Laguna Beach, South Coast Water District and other agencies sue Moulton Niguel Water District over treatment plant bills
The city of Laguna Beach and South Coast Water District are among multiple agencies that sued the Moulton Niguel Water District, alleging the latter failed to pay more than $755,000 in bills for infrastructure projects of a wastewater treatment facility in Aliso Canyon.
The complaint, filed May 30 in Orange County Superior Court, includes Emerald Bay Service District and the 10-member South Orange County Wastewater Authority as plaintiffs. It claims Moulton Niguel violated contractual agreements as an authority member and as one of four agencies that shares ownership of the coastal treatment plant.
The suit alleges Moulton Niguel owes $755,871, retroactive to last July. This amount covers Moulton Niguel’s 30% share of costs to repair and maintain the coastal treatment plant, which treats 6.7 million gallons of raw sewage per day, the suit said.
Without Moulton Niguel’s portion, “several pending repair and maintenance actions necessary for the safe, future operation of the CTP have been delayed, or soon will be,” the complaint said.
Some of the projects, which include replacing aging electrical equipment and repairing a pipeline that distills solids from the sewage for further treatment, have been on hold for more than a decade, Laguna Beach city manager John Pietig said in a phone interview.
“If the pipeline breaks, it could spill in the regional park, it could make its way to Aliso Beach Park,” Pietig said.
Moulton Niguel, which serves customers in Aliso Viejo, Mission Viejo, Laguna Hills, Laguna Niguel and Dana Point, has not sent wastewater to the plant “in years” and is looking to divest itself of its ownership stake, assistant general manager Matt Collings said.
Collings cited a section of the SOCWA joint powers agreement, which says that any project constructed or “acquired” must have unanimous consent of every member agency.
“To fund improvements in a plant that we don’t use does not benefit our taxpayers and ratepayers,” Collings said, adding that Moulton has continued to pay general, operations and maintenance funds.
The suit said the joint powers agreement mandates Moulton Niguel to “fully perform all of its obligations” including payment of operations and maintenance costs for the CTP in proportion to its ownership capacity including necessary capital improvements and repairs.
Laguna Beach has a 38% ownership stake in the coastal treatment plant while South Coast has 30%, Moulton Niguel has 29% and Emerald Bay Service District has 3%, according to the complaint.
Pietig is concerned about the possible added financial burden placed on Laguna Beach residents if Moulton Niguel does not pay its bills.
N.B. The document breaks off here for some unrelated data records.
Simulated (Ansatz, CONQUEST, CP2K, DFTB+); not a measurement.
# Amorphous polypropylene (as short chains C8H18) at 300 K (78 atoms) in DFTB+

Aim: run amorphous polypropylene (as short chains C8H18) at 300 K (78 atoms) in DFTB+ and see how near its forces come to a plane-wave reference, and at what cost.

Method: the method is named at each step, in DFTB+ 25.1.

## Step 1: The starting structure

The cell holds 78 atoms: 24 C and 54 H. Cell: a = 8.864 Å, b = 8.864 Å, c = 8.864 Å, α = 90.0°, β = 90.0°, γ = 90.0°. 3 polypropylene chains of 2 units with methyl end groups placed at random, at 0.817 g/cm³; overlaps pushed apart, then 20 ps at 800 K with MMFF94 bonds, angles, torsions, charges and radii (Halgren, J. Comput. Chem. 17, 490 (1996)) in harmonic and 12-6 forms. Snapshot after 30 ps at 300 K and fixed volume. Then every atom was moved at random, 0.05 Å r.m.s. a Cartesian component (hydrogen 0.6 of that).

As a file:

“We’re willing to meet with them and figure out a certain way for them to get out of the agreement, as long as [Moulton’s costs] are not passed on to the ratepayers of Laguna Beach,” Pietig said.
“These conversations could have happened a year ago,” Collings said. “I’m disappointed the other agencies are resorting to a lawsuit.”
Laguna Beach, South Coast and Emerald Bay called two public meetings to discuss the matter with Moulton Niguel, the last on May 12.